In March, Utah Governor Spencer Cox signed the Utah Consumer Privacy Act (UCPA). Once it goes into effect early next year, it will provide consumers with greater protections and powers as it relates to their personal and sensitive data and how it is used and shared by companies.
While the UCPA is viewed as less onerous in the requirements it places on businesses, it is no doubt another next step in the creation of laws that will more strictly govern consumer data across the country. Utah consumers will have new powers over the collection of personal data and the right to opt-out of having their data shared and repurposed for marketing and advertising.
The implication for enterprises reliant on third-party data for marketing and targeting is significant. Companies desperate to understand and anticipate customer needs, preferences and habits to personalize experiences and market effectively could find pipelines to critical data and insights further siphoned off. It’s the primary reason why it has been predicted that brands will know and have insights into fewer than 20% of their customers in the years to come.
But it is also the reason why billing data is poised to become an even more valuable source of customer insights than it already is.
In addition to serving as a record for what needs to be invoiced, entitled and provisioned, billing data can yield in-depth insights into customer activity, revealing what a customer has purchased and when, the payment method used, service fees charges, changes to the subscription life cycle and much more. Billing data has the potential to plug some of the significant data gaps that enterprises will be forced to wrestle with as more data privacy laws emerge.
Best of all, billing data is first-party data, collected, owned and managed by the enterprise.
To date, billing data has primarily fallen under the purview of organizational finance teams. Enterprises seeking usable and contextual data related to customer experiences and relationships must begin to see billing data as a first-party data strategy and extend its availability beyond finance teams to the wider organization.
Modern billing platforms, like Aria’s, can feed data directly into data lakes and warehouses where it can be merged with available data from other sources to generate a more complete picture of the health of a customer relationship and generate deeper predictive insights about customer behavior.
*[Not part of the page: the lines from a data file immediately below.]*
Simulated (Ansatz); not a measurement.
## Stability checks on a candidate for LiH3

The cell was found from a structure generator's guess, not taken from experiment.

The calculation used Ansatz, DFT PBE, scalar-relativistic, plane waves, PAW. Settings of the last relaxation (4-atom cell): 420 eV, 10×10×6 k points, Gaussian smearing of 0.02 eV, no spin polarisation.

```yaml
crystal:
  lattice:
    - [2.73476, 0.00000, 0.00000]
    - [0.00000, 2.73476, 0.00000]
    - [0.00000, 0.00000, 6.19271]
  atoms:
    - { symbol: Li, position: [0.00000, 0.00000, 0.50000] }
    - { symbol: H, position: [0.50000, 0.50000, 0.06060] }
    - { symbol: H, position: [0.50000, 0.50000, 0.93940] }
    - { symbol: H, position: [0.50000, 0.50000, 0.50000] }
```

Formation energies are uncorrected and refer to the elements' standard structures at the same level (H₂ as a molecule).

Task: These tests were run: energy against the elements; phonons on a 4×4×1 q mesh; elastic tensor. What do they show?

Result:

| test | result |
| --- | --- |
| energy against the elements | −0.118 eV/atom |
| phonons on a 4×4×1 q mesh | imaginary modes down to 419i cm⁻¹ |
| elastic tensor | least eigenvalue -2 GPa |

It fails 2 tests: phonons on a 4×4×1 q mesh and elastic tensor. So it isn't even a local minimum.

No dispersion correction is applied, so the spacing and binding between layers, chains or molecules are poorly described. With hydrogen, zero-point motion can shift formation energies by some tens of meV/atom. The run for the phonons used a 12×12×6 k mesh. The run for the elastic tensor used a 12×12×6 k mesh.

The passage of the Utah legislation is the continuation of a trend that began in earnest with GDPR in the EU and the California Consumer Protection Act. Utah is the fourth state to enact data privacy laws, but similar bills are presently under consideration in 29 additional states, with the possibility of federal legislation looming as well.
These realities, combined with other factors such as the disappearance of 3rd-party cookies, will more deeply underscore the importance of billing data. In a world of enhanced data protection, enterprises capable of capturing and actionizing billing data and unlocking insights contained within will have a distinct competitive advantage.